Believing is Seeing

Our beliefs are a way we “see”.  What we believe and then see become our reality.  Our experts in this believing and seeing business are those who know it because they have experienced it.  

For we novice believers, advice from experts can be confusing.   For example, those who are to us, experts, may talk about the reality of God and His presence in their life.  Yet we may look behind the same bushes, or read the same lectionaries, or hear the same words, yet we may not see anything out of the ordinary. 

I’d like to address this issue from the perspectives of perception, cognition and emotions, although research in neuroscience generally supports and enhances the psychological approaches.

When we truly believe something (when we expect it to be true), not only are we likely to see in our mind what we may not have quite seen with our eyes, but our body will respond in ways that suggest that indeed we did experience it in “real life”. 
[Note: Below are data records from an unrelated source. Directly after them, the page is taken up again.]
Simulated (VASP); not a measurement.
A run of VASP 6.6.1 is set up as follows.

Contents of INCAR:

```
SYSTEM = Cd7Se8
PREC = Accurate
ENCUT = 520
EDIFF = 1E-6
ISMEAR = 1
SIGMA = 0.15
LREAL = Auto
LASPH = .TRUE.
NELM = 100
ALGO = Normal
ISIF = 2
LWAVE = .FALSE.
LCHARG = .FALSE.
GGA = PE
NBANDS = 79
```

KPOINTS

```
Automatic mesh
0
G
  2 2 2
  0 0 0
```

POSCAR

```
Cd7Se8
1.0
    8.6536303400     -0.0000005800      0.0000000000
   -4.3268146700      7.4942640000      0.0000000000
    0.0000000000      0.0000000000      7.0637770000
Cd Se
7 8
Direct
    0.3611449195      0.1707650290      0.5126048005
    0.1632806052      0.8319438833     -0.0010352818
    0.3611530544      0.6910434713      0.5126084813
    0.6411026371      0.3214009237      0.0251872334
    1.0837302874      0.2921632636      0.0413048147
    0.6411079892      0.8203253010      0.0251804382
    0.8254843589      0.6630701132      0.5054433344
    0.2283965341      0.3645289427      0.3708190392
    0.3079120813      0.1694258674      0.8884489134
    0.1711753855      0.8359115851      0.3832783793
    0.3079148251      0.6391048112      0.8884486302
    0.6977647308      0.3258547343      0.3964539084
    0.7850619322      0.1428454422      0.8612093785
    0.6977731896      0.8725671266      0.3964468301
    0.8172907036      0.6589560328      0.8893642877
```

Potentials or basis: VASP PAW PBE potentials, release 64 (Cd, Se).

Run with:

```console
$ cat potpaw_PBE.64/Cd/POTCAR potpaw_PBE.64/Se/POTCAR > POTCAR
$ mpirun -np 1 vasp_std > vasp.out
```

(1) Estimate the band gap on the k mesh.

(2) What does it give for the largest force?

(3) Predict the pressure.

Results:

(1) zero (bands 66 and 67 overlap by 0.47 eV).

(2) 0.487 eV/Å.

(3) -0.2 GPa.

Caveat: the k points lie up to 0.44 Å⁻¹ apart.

The easiest way to understand a common experience for most of us might be to recall a time, perhaps during a dark and stormy night in a location that was unfamiliar to us.  If we hear an unexplainable, ominous noise not too far from our position, we may believe/expect that
it is from a threatening person or animal,
thus our body may shiver with fear or anxiety.  Clearly our mind, our emotions, and our body are all responding to our momentary expectations, believing that a dangerous situation lies just beyond our position (which, hopefully in this example, turned out not to be true). 

If we are walking in a seemingly dried up grass field on a hot day in June, we may not see “beauty”, but if we believe (expect) that
there is truly beauty hidden in the grass if we just look for it,
we may take action and look for it – and perhaps find a small deeply-lobed plant with pink flowers that look like snowflakes growing in the shade of a nearby plant.  A gift of nature that unless we expected to see it, we might not even have bothered to look for it.

If we believe (expect) that if we express gratitude to a clerk at the local grocery store for his thoughtful kindness toward us,
           he will feel good about himself, and therefore we will feel better about ourselves for 
           having “caused” the clerk’s increase in well-being,
then we are more likely to take action and express gratitude to the clerk, and to increase our own sense of well-being in the process.

If we believe (expect) that as we pray to God for healing from our disturbing illness,
that we will feel better
it is more likely that indeed we will feel better (God will have answered our prayers). To believe in God is a perspective that transforms the ways available to give us healing and energy -- it connects us to our own future.  Furthermore, to celebrate in church with others that our belief in God can bring positive outcomes, is a way that helps us all to overcome life’s difficulties.

Incidentally, from psychological research we know that the power of our beliefs (our expectations) to right the wrongs in our life, for instance, is increased if we are feeling down, or confused, or upset, or fearful.  What a wonderful gift; at the very time that we need help the most, our belief that God will answer our prayers may benefit us the most.